2005-11-18 17:12:53

by Andrea Arcangeli

[permalink] [raw]
Subject: shrinker->nr = LONG_MAX means deadlock for icache

Hello,

Greg Edwards found some deadlock in the icache shrinker.

I believe the major bug is that the VM is currently potentially setting
nr = LONG_MAX before shrinking the icache (and the icache shrinker never
returns -1, which means the api doesn't currently require shrinkers to
return -1 when they're finished).

The below is the most obviously safe way I could address this problem
(still untested).

This is not necessairly the way we want to fix it in mainline, but it at
least shows what I believe to be the major cuplrit in the code (i.e. nr
growing insane ;).

Comments welcome as usual.

Signed-off-by: Andrea Arcangeli <[email protected]>

diff -r 5111ab3d0d8a mm/vmscan.c
--- a/mm/vmscan.c Fri Nov 18 09:26:56 2005 +0800
+++ b/mm/vmscan.c Fri Nov 18 19:01:55 2005 +0200
@@ -201,13 +201,21 @@
list_for_each_entry(shrinker, &shrinker_list, list) {
unsigned long long delta;
unsigned long total_scan;
+ unsigned long max_pass = (*shrinker->shrinker)(0, gfp_mask);

delta = (4 * scanned) / shrinker->seeks;
- delta *= (*shrinker->shrinker)(0, gfp_mask);
+ delta *= max_pass;
do_div(delta, lru_pages + 1);
shrinker->nr += delta;
if (shrinker->nr < 0)
shrinker->nr = LONG_MAX; /* It wrapped! */
+ /*
+ * Avoid risking looping forever due to too large nr value:
+ * never try to free more than twice the estimate number of
+ * freeable entries.
+ */
+ if (shrinker->nr > max_pass * 2)
+ shrinker->nr = max_pass * 2;

total_scan = shrinker->nr;
shrinker->nr = 0;


2005-11-19 07:32:25

by Andrew Morton

[permalink] [raw]
Subject: Re: shrinker->nr = LONG_MAX means deadlock for icache

Andrea Arcangeli <[email protected]> wrote:
>
> Greg Edwards found some deadlock in the icache shrinker.

Do we know what sort of machine it was? Amount of memory? Were there
zillions of inodes in icache at the time? edward@sgi means 64 bits?

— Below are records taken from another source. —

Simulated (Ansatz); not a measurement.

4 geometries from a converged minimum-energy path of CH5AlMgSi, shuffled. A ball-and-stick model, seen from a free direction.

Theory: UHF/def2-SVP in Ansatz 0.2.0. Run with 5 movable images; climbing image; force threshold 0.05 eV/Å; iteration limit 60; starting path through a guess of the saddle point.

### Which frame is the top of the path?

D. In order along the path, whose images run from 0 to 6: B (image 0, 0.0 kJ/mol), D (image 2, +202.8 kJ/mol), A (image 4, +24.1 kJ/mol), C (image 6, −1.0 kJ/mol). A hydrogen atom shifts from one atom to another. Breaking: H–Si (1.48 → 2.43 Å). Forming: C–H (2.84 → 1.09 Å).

> I believe the major bug is that the VM is currently potentially setting
> nr = LONG_MAX before shrinking the icache (and the icache shrinker never
> returns -1, which means the api doesn't currently require shrinkers to
> return -1 when they're finished).

I'm having trouble seeing how ->nr could go negative.

I'm also having trouble remembering how the code works, so bear with me ;)

The idea in shrink_slab is that we'll scan each slab object at a rate which
is proportional to that at which we scan each page.

So shrink_slab() is passed the number of LRU pages which were just scanned,
and the total number of LRU pages (which are pertinent to this allocation
attempt).

On this call to shrink_slab(), we need to work out how many objects are to
be scanned for each cache. This is calculated as:

(number of objects in the cache) *
(number of scanned LRU pages / number of LRU pages)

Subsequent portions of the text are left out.